The Power Of Turnout: Why I Chose Pasture Boarding

I grew up riding at traditional hunter/jumper show facilities. Not all fancy places, by any means, but farms that had had a lot of love and strict schedules for the show ponies who lived there.

My horses over the years were turned out a few hours a day. Some right after breakfast, usually in big grassy fields, and then brought back into the barn at night. Some were turned out at night with a few buddies and stayed inside under the fans during the day. Some went out in dirt lots. Others were in paddocks by themselves for maybe just a few hours.

Every horse is different, as is every turnout arrangement at a boarding barn.

So when I decided to let my imported, former show horse live a pasture-only lifestyle, it was a big change for both of us.

My Hanoverian mare spent the majority of her life in a stall before I purchased her. She was black, so during show season, she was never turned out during the day for fear of bleaching her coat. She was also a broodmare for many years, so her pasture schedule was always very strict when she had a foal at her side.

Even when she was turned out, it was always alone, for fear of injuries.

I wanted my mare to relax in her late-teen years. We still rode regularly and competed on occasion. But I was convinced that more time outside, moving around, was better for her in the long term than being cooped up in a stall.

So I opted to board her at a facility where she was turned out all night and all day with two pasture buddies on five acres. They had plenty of shade under many massive oaks trees. They cooled off in a pond near the front of the property. My mare was kept in her stall twice a day for about an hour each time during her morning and evening feedings.

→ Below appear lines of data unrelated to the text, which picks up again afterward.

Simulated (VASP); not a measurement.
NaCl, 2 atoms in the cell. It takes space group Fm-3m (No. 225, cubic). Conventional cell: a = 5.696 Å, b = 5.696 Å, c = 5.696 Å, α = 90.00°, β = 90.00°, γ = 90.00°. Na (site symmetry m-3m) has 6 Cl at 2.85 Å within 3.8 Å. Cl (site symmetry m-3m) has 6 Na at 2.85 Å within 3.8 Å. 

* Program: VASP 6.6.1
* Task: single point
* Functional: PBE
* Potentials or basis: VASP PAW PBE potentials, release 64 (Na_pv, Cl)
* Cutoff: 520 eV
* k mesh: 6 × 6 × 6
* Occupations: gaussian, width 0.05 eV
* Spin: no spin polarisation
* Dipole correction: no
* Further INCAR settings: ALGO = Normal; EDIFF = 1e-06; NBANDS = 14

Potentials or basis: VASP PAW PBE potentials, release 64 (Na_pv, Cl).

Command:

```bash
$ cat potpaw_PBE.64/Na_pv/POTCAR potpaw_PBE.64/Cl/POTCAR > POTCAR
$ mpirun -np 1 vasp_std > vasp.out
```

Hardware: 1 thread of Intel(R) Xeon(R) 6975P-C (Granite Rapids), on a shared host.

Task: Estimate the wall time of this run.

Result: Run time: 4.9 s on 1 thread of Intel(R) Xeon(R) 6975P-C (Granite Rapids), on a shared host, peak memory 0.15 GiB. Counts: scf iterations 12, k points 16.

At first, the transition to a pasture board scenario was strange for her. She stayed close to the barn and only ventured to the farther ends of the pasture when she was following her new buddies. But after a little while, I don’t think she could ever go back to being stalled all day.

My horse was happier when she was outside. She was stalled enough — for vet visits, when we groomed and tacked up, etc.  — and she was handled enough to remember her ground manners. Nevertheless, she was always eager to be back in her field.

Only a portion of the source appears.